Roadmap

In this repository I’m gonna write down a roadmap with the topics, concepts, techniques, and technologies I intend to master over time. My intention is to create a strong mental model of how things correlate and fill all the gaps in my knowledge.

Summary

  1. Goals
  2. Computer Systems
    1. CPU
    2. Memory
    3. Disk
    4. Network
  3. Operating Systems
    1. Kernel
    2. Filesystems
    3. Processes and Threads
  4. Networks
  5. Software Design
  6. Distributed Systems
  7. Data Structure and Algorithms
  8. Books
  9. Techniques

Goals

I aim to master the following topics:

Computer Systems

CPU

The CPU (Central Processing Unit) fetches instructions from memory, decodes it to get the type and operand, and executes them. That cycle is repeated until the program finishes. Each CPU architecture has a different set of instructions therefore a specific architecture cannot run code compiled targeting a different one. Accessing memory to fetch instructions or data is more expensive than executing it. For that reason, CPU has registers inside it to store important values. CPU has at least two modes: kernel mode and user mode. When running in kernel mode, the CPU can execute any instruction in its instruction set.

CPU clock

Memory

Memory is made up of a number of locations and each of them is uniquely identifiable and has the ability to store information. This identifier of each memory location is known as its address. The total number of identifiable memory locations is known as its address space.

Disk

Network

Operating Systems

My focus is on Unix-like operating systems – more specifically Linux – as they use to be open source and are the fundamental building blocks in the server-side space.

Kernel

The kernel is the most important part of a preemptive and time-sharing operating system, it is responsible for providing an execution environment for user applications and a layer of service to interface the communication between user applications and hardware.

Kernel mode and User mode

CPU has at least two modes: kernel mode and user mode. The kernel mode is a privileged mode where operating systems can use any instruction of the CPU instruction set architecture (ISA). The user applications run in user mode so when they need to execute a privileged operation, they request the kernel to execute it on their behalf. The mechanism used to accomplish this is the system calls, which are the interface between the user applications and the hardware capabilities exposed by the kernel, such as reading a file from disk. Hardware instructions allow switching from one mode to the other and areas of virtual memory can be marked as part of user space or kernel space.

Preemption

Reentrancy

System Calls

System calls are services offered by the kernel to user applications. Even though it seems like simple function calls, actually they are assembly instructions. They are also called kernel entrypoints.

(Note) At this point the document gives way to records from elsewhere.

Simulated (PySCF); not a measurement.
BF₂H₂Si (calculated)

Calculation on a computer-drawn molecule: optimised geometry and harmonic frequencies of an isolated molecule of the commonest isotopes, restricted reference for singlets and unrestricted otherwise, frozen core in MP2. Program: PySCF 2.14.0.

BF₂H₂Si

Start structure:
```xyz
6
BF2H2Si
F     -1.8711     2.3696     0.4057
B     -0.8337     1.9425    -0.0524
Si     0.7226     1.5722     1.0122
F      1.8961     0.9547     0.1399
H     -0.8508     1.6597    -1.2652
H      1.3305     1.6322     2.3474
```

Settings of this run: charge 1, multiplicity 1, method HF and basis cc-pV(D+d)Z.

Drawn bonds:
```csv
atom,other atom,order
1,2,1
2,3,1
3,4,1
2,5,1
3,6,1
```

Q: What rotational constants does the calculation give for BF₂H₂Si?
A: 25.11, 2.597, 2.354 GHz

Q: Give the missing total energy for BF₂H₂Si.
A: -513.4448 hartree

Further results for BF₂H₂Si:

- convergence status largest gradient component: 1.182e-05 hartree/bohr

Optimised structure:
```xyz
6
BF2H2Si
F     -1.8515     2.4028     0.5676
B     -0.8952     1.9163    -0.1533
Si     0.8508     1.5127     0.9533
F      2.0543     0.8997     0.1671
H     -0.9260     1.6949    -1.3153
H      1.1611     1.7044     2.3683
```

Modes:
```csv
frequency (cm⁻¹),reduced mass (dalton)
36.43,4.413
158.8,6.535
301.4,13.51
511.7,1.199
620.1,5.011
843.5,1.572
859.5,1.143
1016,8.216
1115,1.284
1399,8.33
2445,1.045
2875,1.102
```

To trigger a system the call it is used a special CPU instruction:

The program, typically through a library function (e.g libc), triggers a special CPU instruction (like syscall), which causes the CPU to switch from user mode to kernel mode. The CPU then begins executing the kernel’s system call handler, which is provided by the operating system. This handler interprets the request made by the program, using parameters — such as the system call number and arguments — that were set up in registers or memory before the instruction was called.

Filesystems

The Unix-like filesystems are organized as a hierarchical tree. In Unix-like OSes, everything is a file.

File

A file is an unstructured stream of bytes. Another definition could be: a file is an information container structured as a sequence of bytes. It means that the operating system does not impose any structure to the file. The responsability of defining the file structure is of the application that manipulates it.

Types of Files

Universality of IO

Virtual File System

The VFS is a kernel software layer that handles all the system calls related to a standard Unix filesystem. It provides a common interface to several kind of filesystems.

Dentry

Inode

An i-node (index node) is a data structure that maintains some information about a file, such as:

File Descriptors

File descriptors are (generally small) non-negative integer numbers. A file descriptor is used to refer to all type of open files. When a process is created it inherits three files descriptors: standard input (STDIN), standard output (STDOUT), and standard error (STDERR).

File Objects

Unix file permissions

Files in Unix are protected by assigning to each of them a 9-bit binary protection code. The protection code consists of three 3-bit fields. One for the owner, one for other members of the owner’s group, and one for everyone else. Each field has a bit for read access, a bit for write access, and a bit for execute access. These bits are known as the rwx bits.

For example, suppose that I run the following command in the terminal and I get this result:

$ ls -l
6940089 -rwxrwxr-x 1 lucas lucas 15776 Mar  3 21:52  a.out

The a.out file has the following protection code: rwxrwxr-x (the dash represents the type of file), therefore:

The /proc and /sys filesystems

Processes and Threads

Processes

A process is an instance of a program in execution. We also can say that a process is the basic unit by which the kernel allocates resources such as CPU time and memory.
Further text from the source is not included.